Interpreting the Profile Summary

The profile summary includes a number of useful statistics for your host application and kernels. The report provides a general idea of the functional bottlenecks in your application. The following tables show the profile summary descriptions.

Settings

This displays the report and XRT configuration settings.

Summary

This displays summary statistics including device execution time and device power.

Kernels & Compute Units

The following table displays the profile summary data for all kernel functions scheduled and executed.

Table 1. Kernel Execution
Name	Description
Kernel	Name of kernel
Enqueues	Number of times kernel is enqueued. When the kernel is enqueued only once, the following stats are all the same.
Total Time	Sum of runtimes of all enqueues (measured from START to END in OpenCL execution model) (in ms)
Minimum Time	Minimum runtime of all enqueues
Average Time	Average kernel runtime (in ms) (Total time) / (Number of enqueues)
Maximum Time	Maximum runtime of all enqueues (in ms)

The following table displays the profile summary data for top kernel functions.

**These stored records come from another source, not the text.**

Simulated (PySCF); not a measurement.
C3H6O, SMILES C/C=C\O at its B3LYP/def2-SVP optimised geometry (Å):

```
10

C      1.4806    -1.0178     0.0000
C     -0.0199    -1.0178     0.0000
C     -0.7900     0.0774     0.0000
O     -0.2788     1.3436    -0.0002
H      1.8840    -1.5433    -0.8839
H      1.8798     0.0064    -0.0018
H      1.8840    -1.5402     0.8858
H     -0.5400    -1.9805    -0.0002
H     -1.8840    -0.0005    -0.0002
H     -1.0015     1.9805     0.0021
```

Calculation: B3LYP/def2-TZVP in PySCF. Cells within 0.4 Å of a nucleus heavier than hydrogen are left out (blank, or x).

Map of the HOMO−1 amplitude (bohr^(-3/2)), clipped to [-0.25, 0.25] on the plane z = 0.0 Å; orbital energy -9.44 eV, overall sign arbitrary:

Table 2. Top Kernel Execution
Name	Description
Kernel	Name of kernel
Kernel Instance Address	Host address of kernel instance (in hex)
Context ID	Context ID on host
Command Queue ID	Command queue ID on host
Device	Name of device where kernel was executed (format: `<device>-<ID>`)
Start Time	Start time of execution (in ms)
Duration	Duration of execution (in ms)

This following table displays the profile summary data for all compute units on the device.

Table 3. Compute Unit Utilization
Name	Description
Compute Unit	Name of compute unit
Kernel	Kernel this compute unit is associated with
Device	Name of the device (format: `<device>-<ID>`)
Calls	Number of times the compute unit is called
Dataflow Execution	Specifies whether the CU is executed with dataflow
Max Parallel Executions	Number of executions in the dataflow region
Dataflow Acceleration	Shows the performance improvement due to dataflow execution
CU Utilization (%)	Shows the percent of the total kernel runtime that is consumed by the CU
Total Time	Sum of the runtimes of all calls (in ms)
Minimum Time	Minimum runtime of all calls (in ms)
Minimum runtime of all calls	(Total time) / (Number of work groups)
Maximum Time	Maximum runtime of all calls (in ms)
Clock Frequency	Clock frequency used for a given accelerator (in MHz)

This following table displays the profile summary data for running times and stalls for compute units on the device.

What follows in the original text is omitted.